Sometimes I don’t like group runs

I have been a part of running groups in two communities now, and I have met some of the best people through them.

I’ve been too busy to organize group runs through Western Wind Running Club the way I did when we first moved to Wyobraska (glad the group is at least serving as a clearinghouse for local race info), so I was excited when half-gazelle-half-man Aaron Carrizales got some Saturday morning group runs going via Bluffs Running Club in prep for the Monument Marathon.

For the first run, about 20 people showed up. Last weekend, the turnout was down considerably, perhaps because of the United Way Color Dash later that morning.

Sometimes, when the running group is smaller, a filtering process takes effect that makes group running less fun for some of us.

Think about “runners,” and what do you picture?

Thin, speedy people?

Yeah, that’s not me. (I’d qualify for the Athena division in races that offered it.)

That description doesn’t fit a lot of runners.

But I worry that the prevailing stereotype might keep some people away from running groups.

“I’m not fast,” a runner may think. “I don’t belong in a running group.”

When that slower runner shows up for a group run, gets outpaced by the rest of the group, and winds up running solo, they may think “Why am I bothering to run with a group? If I’m going to run by myself, I might as well run at a time and place of my choosing.”

So the slower runners filter out, the running group average stays fast, new slower runners have no one else to run with, and the process repeats.

Depending on conditions, the distance, and how I feel, my pace ranges from 10 to 14 minutes per mile.

Here is what that looked like at the last group run.

At the start of the run.

At the start of the run.

One mile into the run. Se those teeny dots up ahead? Those are the closest runners in the running group.

One mile into the run. Se those teeny dots up ahead? Those are the closest runners in the running group.

It can be a bit demoralizing to be left behind in the dust.

So I made myself forget it was a group run and did my own thing – walked when I wanted to, stopped to take pictures when I wanted to, thought my own little thoughts.
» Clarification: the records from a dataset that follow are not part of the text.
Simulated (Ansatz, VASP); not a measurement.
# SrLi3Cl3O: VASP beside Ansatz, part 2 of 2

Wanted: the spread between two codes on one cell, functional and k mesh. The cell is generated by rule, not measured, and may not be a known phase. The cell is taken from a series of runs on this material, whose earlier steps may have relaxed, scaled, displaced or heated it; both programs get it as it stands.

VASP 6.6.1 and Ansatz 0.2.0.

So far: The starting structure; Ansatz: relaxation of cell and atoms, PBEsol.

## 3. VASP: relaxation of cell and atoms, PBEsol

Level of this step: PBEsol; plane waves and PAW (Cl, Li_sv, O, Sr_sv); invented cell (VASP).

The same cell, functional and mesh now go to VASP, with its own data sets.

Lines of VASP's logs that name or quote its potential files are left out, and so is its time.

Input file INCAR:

A Wyobraska "ditchbank" run can be quite pleasant. The only drawback is that if you meet a ditchrider or farmer, the canal road is only one way, so you may have to yield.

A Wyobraska “ditchbank” run can be quite pleasant. The only drawback is that if you meet a ditchrider or farmer, the canal road is only one lane, so you may have to yield to the vehicle.

I’m going to keep showing up for group runs. Someday, there might be another person who runs my pace.